Aug 01 2007

Not Completely Awful

I went to class last night. I actually did it- I performed my solo. I was shaking so hard that it was like a full body earthquake. I forgot some stuff that I had sort of “planned” to do (it was a mostly improvised dance).

But, apparently, no one could tell. At least no one would admit to me that they could. They were all very complimentary, which was nice. Even so, my inner asshole is telling me that I was SO bad that they all had to nice nice things or else they would have barfed all over me. I’ve seen the nice things they say to the bad (but obviously trying hard) dancers. It’s the friendly thing to do. But I don’t trust them to tell me the truth.

I wanted somebody to give me some real criticism that I could use to make it better, but the only thing I heard was that I left a safety pin at the back of my skirt. That’s not really what I was looking for.

For some reason, I never trust compliments that don’t come with criticism. Maybe it’s all the years of art school. Critiques were just that, but they were satisfying. Constructive criticism really works for me.

Of course, I don’t really trust compliments, period.

So if you pay me a compliment and I mumble a thanks and then can’t bear to look you in the eyes? It’s because I don’t believe you and feel like you must be teasing me. Honestly. It’s not a ploy to get more attention or a show of false modesty. I’m not looking for you to compliment me MORE. The bigger the praise, the less I believe it.

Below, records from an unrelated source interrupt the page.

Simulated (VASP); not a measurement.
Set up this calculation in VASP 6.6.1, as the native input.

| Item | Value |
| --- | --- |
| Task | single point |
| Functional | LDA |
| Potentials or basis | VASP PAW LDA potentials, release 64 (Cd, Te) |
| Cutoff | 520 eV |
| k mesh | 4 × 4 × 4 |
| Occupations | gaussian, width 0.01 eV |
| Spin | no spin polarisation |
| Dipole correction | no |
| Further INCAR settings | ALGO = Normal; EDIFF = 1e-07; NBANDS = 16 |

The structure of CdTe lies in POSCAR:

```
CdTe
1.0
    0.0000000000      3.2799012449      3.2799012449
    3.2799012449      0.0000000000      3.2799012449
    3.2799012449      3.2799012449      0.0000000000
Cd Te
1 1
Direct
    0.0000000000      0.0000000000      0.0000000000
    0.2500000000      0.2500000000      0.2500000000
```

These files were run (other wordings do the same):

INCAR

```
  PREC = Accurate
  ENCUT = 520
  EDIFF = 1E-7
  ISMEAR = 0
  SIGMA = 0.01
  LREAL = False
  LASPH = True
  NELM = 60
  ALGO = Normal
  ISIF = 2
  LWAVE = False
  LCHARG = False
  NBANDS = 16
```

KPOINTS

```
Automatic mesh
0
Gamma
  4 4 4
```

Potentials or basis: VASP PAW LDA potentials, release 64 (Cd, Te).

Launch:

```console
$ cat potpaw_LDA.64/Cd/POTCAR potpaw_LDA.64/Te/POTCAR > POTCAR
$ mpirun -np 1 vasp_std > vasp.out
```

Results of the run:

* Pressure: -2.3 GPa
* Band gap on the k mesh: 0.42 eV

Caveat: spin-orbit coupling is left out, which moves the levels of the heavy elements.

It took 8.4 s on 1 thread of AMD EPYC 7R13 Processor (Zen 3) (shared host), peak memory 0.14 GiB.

So anyway, it went well according to what the audience was willing to tell me. You may interpret it to your liking.

Aug 01 2007

Incompetence

AARRRRRRRRRRRRRGGHH!!!!!!!!!!!

I was SUPPOSED to have a new Wacom Graphic Tablet TODAY, but y’know what I got? HMM? I GOT A GIANT BOX FULL OF PACKING PAPER! PAPER! THAT’S NOT A TABLET, ASSHOLES!!!!

GIVE ME MY TABLET! NOW!!!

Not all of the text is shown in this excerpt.